Foodie

Sunday, December 28, 2008

Steamed Salted Spanish Mackeral



I love salted fish cooked this way especially if the flesh of the spanish mackeral is soft and powdery - the cantonese way to describe this texture is 'MUI HEONG". MUI - means can be torn easily - that is if it is a piece of cloth but for the fish - MUI means melts in the mouth. HEONG - Fragrant to those who have acquired a taste for it. Unfortunately, this salted fish bought in the Korean Store, is very different from the salted MUI HEONG from Malaysia. The flesh is not salty and it is firm. Anyway, it made a very good accompaniment to plain rice or congee.


Ingredients:
1 piece of salted spanish mackeral or any salted fish
2 tbsp of julienned ginger
5 tbsp oil

Method:
Place fish on a dish which can fit the rice cooker.
Put ginger slices on top of fish and pour oil over.
Place dish on top of the rice when no more big bubbles are visible.
Close the lid of rice cooker and let fish and rice to complete cooking.
When the rice is ready, the fish should be cooked too.


Serves

9 comments:

Nathan said...

I have a container of salted mackarel packed in oil, I don't know what to do with it? Any suggestions? Can it be used in this recipe? It's sort of stinky...

lilyng said...

nathan

the ones which are stinky and packed in oil are the best. yes you can use this recipe. you could have steam ground pork with a piece of salted fish on top.
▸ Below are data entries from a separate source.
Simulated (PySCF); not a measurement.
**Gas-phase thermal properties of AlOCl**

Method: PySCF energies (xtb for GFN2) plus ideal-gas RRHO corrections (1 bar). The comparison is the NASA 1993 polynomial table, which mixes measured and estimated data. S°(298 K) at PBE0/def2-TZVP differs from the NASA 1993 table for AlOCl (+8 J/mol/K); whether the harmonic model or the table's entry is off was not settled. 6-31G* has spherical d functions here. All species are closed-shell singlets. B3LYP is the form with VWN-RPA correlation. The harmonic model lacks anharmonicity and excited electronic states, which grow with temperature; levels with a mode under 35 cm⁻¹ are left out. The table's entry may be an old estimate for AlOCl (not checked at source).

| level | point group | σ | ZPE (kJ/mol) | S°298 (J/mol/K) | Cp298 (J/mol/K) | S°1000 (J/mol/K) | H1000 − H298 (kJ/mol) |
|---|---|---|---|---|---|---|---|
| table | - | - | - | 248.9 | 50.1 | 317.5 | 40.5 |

The salted fish is fantastic for fried rice or added into the fish and pork paste for yeong tau foo.

I think i have added some into the claypot tofu.

Anonymous said...

Lily, surely you would like this dish, do you steam
reconstituted dry-
cured duck cut into pieces with just some ginger
and rice wine on a platter until done?

Anonymous said...

How do you get rid of residual
cooking smells
especially after
preparing a salted
fish/fried rice
dish?

lilyng said...

anonymous

i would light up a candle to rid of residual smell and for the microwave, i will nuke a glass of water with a tsp of vanilla

Anonymous said...

I bought a quantity of premium smoked
salmon fillets at a very
substantial discount indeed at my local Western supermarket,
very good for eating in conjunction with
intended foods, it's very salty,
was wondering if
I could cook or
use it much like
I would with salted dried fish.

lilyng said...

anonymous

be adventurous with your food. i bet you can.

Anonymous said...

You pay me a compliment that I'm totally undeserved of, being a novice
cook(sigh!)

anon said...

Premium smoked salmon is normally
unaffordable but
at a 75% discount
I couldn't resist making some purchases but am not sure about
freezing the unused packets as
possibly affecting
texture, any tips, apart from
keeping in coldest part of fridge.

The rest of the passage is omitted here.